The Supremo’s supreme love

To commemorate the birth anniversary of Andres Bonifacio, his 157th today, is to reflect on his towering heroism for having spearheaded the Philippine revolution against Spain — “the first against western colonial rule in Asia,” says the National Commission for Culture and the Arts — and to see how far we have come as an independent nation since that uprising of 1896.

The unfortunate power struggle in the Katipunan that led to Bonifacio’s execution by the very revolutionary government he worked so hard to achieve was a tragic end to a life devoted to the pursuit of freedom for his nation.

At the controversial Tejeros Convention on March 22, 1897, called for Bonifacio to mediate between the warring Magdalo and Magdiwang factions of the Katipunan in Cavite, the rebels moved to turn the revolutionary movement into a revolutionary government. Bonifacio, then Supremo or supreme leader of the Katipunan, lost in the subsequent election which installed Emilio Aguinaldo as president and Mariano Trias as vice president. Bonifacio, the object of intrigues by factions opposed to his leadership, was elected “director of the interior,’’ equivalent to today’s interior secretary. Angered by this turn of events, the Supremo refused to acknowledge the results and snapped by drawing his gun as he stormed out of the convention.

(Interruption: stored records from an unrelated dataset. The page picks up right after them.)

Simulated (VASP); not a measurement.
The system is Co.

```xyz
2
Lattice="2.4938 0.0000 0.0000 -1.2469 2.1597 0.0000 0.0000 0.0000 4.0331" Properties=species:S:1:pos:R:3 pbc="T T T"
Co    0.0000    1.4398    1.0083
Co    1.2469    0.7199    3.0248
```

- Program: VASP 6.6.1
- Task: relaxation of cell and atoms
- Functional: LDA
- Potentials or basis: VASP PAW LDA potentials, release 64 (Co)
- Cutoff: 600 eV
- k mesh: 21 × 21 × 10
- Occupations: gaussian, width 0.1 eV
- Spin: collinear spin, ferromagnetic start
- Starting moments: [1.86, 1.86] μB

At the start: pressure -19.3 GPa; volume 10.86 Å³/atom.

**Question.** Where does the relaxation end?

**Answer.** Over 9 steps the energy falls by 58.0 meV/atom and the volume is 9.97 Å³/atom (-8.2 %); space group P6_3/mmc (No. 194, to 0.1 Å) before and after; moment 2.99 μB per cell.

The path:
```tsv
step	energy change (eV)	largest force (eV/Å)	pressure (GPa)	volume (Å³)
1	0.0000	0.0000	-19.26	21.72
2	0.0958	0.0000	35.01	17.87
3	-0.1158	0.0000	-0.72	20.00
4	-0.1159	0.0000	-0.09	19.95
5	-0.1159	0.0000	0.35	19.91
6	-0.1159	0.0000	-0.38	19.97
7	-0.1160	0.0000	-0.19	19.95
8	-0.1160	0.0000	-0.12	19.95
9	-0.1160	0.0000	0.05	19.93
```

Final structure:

Bonifacio and his brother Procopio were sentenced to death for treason and killed on a mountain range in Maragondon, Cavite, on May 10, 1897, on orders of

Aguinaldo, who went on to be recognized as the president of the First Philippine Republic. Yet within the revolutionary forces, there were groups that remained loyal to Bonifacio, whom they recognized as the legitimate president of the “Tagalog Republic.’’

The historic injustice done against the founder of the Katipunan was somewhat made right when, in 1921, 24 years after his execution, US Governor General Francis Burton Harrison signed the Philippine Legislature Act No. 2946 declaring Nov. 30 as Bonifacio Day. The annual commemoration properly honors the preeminent role that Bonifacio played in charting the course of the nation’s history from subjugation to proud independence.

“Unlike other gallant heroes of the country including Jose Rizal, Bonifacio is remembered on his birthday, Nov. 30, 1863, rather than the date of his death, May 10, 1897. This is because he died in the hands of his fellow countrymen and was not killed by foreign colonizers,” according to a Philippine News Agency story last year on the Bonifacio holiday.

Bonifacio’s death in the hands of his fellow Filipinos was a foreshadowing of the existential struggles that would wrack the nation he helped birth, especially in more recent times when stark division and polarization among citizens have seemingly reached a perilous pitch. The country’s freedoms and well-being have been put to severe test by fractious internal elements that would have been familiar to Bonifacio—the tribalism among leaders, the willingness to compromise with foreign oppressors and outside opportunists, the resort to authoritarian methods, the disarray in governance, the fatal inability to set aside self-interest and work for the larger good.

There is no greater love than love for country, Bonifacio said, and this he expressed in the poem “Pag-ibig sa Tinubuang Lupa,” published in the first issue of Kalayaan, the newspaper of the secret society he founded, in March 1896. The poem, published under the initials A.I.B. (believed to be Bonifacio’s pseudonym Agapito Bagumbayan), begins with a magisterial declaration:

“Aling pag-ibig pa ang hihigit kaya

sa pagka-dalisay at pagka-dakila

gaya ng pag-ibig sa tinubuang lupa?

Aling pag-ibig pa? Wala na nga, wala.’’

It ends, 28 ardent stanzas later, with a ringing commitment to martyrdom for the motherland:

“Ipaghandog-handog ang buong pag-ibig

hanggang sa mga dugo’y ubusang itigis

kung sa pagtatanggol, buhay ay (mailit)

ito’y kapalaran at tunay na langit.”

The Gospels speak of a similar kind of love: “Greater love hath no man than this, that a man lay down his life for his friends.” In Bonifacio’s supreme, steadfast love for his country, he lit the fire of liberty, led the arduous march to liberation, and laid down his life for his countrymen, friends and foes alike. No greater example ought to be accorded the highest emulation.